March 10, 2019, Ethiopian Airlines 302, Darcy Belanger

March 10, 2019

At dawn on March 10, 2019, Rishi’s concerned voice woke me up from a couple of hours of sleep. He told me that a plane headed to Nairobi, Kenya had crashed in Ethiopia. There were no survivors—and no one had heard from Darcy, who had been scheduled to be on that flight, on his way to the United Nations Environment Assembly (UNEA-4).

Misinformation and anxious messages from colleagues poured into my phone. Still in pyjamas, I shifted immediately into CEO mode. I encouraged everyone who knew about the crash not to jump to conclusions. After all, we had no hard knowledge of Darcy’s location. He missed connections often on his recurring travel to move MAPS forward.

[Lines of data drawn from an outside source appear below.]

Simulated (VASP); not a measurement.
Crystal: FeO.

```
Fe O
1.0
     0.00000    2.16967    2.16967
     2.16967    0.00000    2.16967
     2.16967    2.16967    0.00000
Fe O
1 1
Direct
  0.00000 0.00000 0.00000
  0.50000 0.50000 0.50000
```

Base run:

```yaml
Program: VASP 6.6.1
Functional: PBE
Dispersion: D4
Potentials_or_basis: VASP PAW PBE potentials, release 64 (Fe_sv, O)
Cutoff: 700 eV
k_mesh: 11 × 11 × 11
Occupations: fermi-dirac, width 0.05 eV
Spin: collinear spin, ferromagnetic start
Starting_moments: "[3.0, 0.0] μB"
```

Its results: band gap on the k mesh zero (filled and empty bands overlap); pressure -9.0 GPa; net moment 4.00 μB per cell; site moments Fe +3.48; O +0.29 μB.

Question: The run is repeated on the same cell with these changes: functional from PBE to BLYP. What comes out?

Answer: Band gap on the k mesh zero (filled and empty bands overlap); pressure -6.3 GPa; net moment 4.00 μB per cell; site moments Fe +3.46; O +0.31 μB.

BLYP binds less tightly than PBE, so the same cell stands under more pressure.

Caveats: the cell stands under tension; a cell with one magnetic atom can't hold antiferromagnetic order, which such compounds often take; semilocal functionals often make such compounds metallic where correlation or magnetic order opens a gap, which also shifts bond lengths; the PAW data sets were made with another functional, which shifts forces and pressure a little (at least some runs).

But it soon became clear that Darcy had been among the 157 people who died on board Ethiopian Airlines Flight 302. The first confirmation came from our Kenyan MAPS Ambassadors Omesa and Bonface, who had been waiting for Darcy at the Nairobi airport. Omesa wrote Darcy’s name down in a trembling hand and passed the inquiring note to the Ethiopian Airlines help desk. The person behind the counter slowly checked through the flight manifest for Darcy’s name. Then he looked up with regret on his face. In words that Omesa told me still echo through his mind, the agent said, “He was indeed on that plane. I am so sorry.”

Could it be true? For a moment, I imagined Darcy relaxed at a cafe in an airport lounge, waiting to catch the next flight. Then Darcy’s wife Amie texted us that she had heard back from the Canadian embassy with the confirmation that he had been aboard the plane.

I could hardly breathe. The final confirmation would come that evening, when the Royal Canadian Mounted Police visited Darcy’s parents in Edmonton with the formal notification. But before then, I knew it was for me to steer our MAPS ship through this storm.

First, I had to share the devastating news with our group. I quickly dressed, then gathered them for an emergency remote video meeting. How could I shelter those I love, and who loved Darcy, from inevitable heartbreak?

With my eyes welling up and emotion gripping my throat, I turned to Rishi and whispered, “What can I possibly say?” The distress on his face mirroring my own, we gazed at each other for a moment that seemed like an eternity. I had to steady our crew and keep us on course, though my inner and outer world felt as if a hurricane had struck.

As the statement of Darcy’s death left my lips, I watched faces of team members crumple into shock and grief. Surges of pain pressed behind my chest as though it was going to explode. But I knew that the group was looking to me, in their anguish and disbelief, for guidance to make sense of this unimaginable turn of events.

Through tears, I kept the meeting focused on gratitude for Darcy. Then we held a few minutes of silence and visualized angels carrying him onward.

In the chaos of the storm, our group united in grief and love. Darcy had demonstrated his commitment to MAPS every day. His legacy would be what MAPS is about: the courage that recognizes our inherent interconnection and the action that arises out of compassion for all.

Each one of us resolved to move MAPS forward with the same courage Darcy had. Vandana immediately volunteered to shift to Kenya time and be available by videoconference for Darcy’s scheduled meetings, which ran through the night for her in Vancouver. I asked Omesa if he would be willing to carry on in Darcy’s absence at UNEA-4, to which he graciously agreed.

Like lightning in the dark, insights flashed into my mind for our next steps. I assigned tasks to my colleagues and, as much as we were able in those initial hours, we mobilized for MAPS, as Darcy would have wanted us to.